Turkish rescue teams are searching for the last two missing people believed to be trapped beneath the rubble of collapsed buildings Monday, days after a powerful magnitude 6.8 earthquake hit the country's east.

The death toll that rocked eastern Turkey climbed to at least 40 people on Monday morning, officials said.

Speaking at a televised news conference, Interior Minister Suleyman Soylu said on Sunday that 18 people were killed in Elazig province, where Friday night's quake was centered, and four in neighboring Malatya. The national disaster agency later updated the total with nine more casualties.

Some 1,600 people were injured. At least 45 survivors were pulled out of the rubble alive.

On Saturday afternoon, Turkish President Recep Tayyip Erdogan visited the hardest-hit areas and attended the funeral of a mother and son killed in the quake. He warned people against repeating “negative” hearsay about the country being unprepared for earthquakes.

“Do not listen to rumors, do not listen to anyone’s negative, contrary propaganda, and know that we are your servants,” Erdogan said.

TV footage showed rescuers pull out one injured person from the rubble of a collapsed building in the district of Gezin, in the eastern Elazig province.

Some 76 buildings had collapsed from the quake and more than 1,000 damaged in the two provinces, according to Murat Kurum, the environment minister.

Turkish President Recep Tayyip Erdogan said on Twitter that all measures were being taken to ``“ensure that the earthquake that occurred in Elazig and was felt in many provinces is overcome with the least amount of loss."

As the President of Turkey, I want you to know that we work closely. We stand by our nation with all our institutions and organizations, especially AFAD and Kızılay (Turkish Red Crescent).

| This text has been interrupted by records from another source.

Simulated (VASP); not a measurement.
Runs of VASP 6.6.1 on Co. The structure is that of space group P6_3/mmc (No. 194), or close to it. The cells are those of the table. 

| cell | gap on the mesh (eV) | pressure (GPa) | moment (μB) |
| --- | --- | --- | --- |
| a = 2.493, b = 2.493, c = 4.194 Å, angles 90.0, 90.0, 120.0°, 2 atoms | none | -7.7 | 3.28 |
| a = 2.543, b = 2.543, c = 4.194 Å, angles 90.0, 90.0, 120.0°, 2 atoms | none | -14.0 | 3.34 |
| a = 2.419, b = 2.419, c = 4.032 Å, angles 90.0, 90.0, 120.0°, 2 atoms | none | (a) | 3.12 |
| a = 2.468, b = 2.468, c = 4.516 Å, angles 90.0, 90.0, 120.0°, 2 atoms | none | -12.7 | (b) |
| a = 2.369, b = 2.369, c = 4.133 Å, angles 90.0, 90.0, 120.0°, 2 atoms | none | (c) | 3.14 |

The quake struck at 8:55 p.m. local time, at a depth of 6.7 kilometres near the town of Sivrice in Elazig, the Disaster and Emergency Management Presidency, or AFAD, said. It was followed by several aftershocks, the strongest with magnitudes 5.4 and 5.1.

Elazig is some 750 kilometres east of the capital, Ankara.

People in Elazig whose homes were damaged or were too afraid to go indoors were being moved to student dormitories or sports centre amid freezing conditions.

Elazig Governor Cetin Oktay Kaldirim told NTV television that a fire broke out in a building in Sivrice, near the epicentre, but was quickly brought under control.

Interior Minister Soylu was at a meeting on earthquake preparedness when the quake struck.

The Kandilli seismology centre in Istanbul said the quake measured 6.5., while the U.S. Geological Survey gave the preliminary magnitude as 6.7, and said the quake affected not only Turkey but also Syria, Georgia and Armenia.

Different earthquake monitoring centres frequently give differing estimates.

NTV said the earthquake was felt in several Turkish provinces and sent people running outdoors in panic.

Turkey sits on top of two major fault-lines and earthquakes are frequent. Two strong earthquakes struck northwest Turkey in 1999, killing around 18,000 people.


A magnitude 6 earthquake killed 51 people in Elazig in 2010.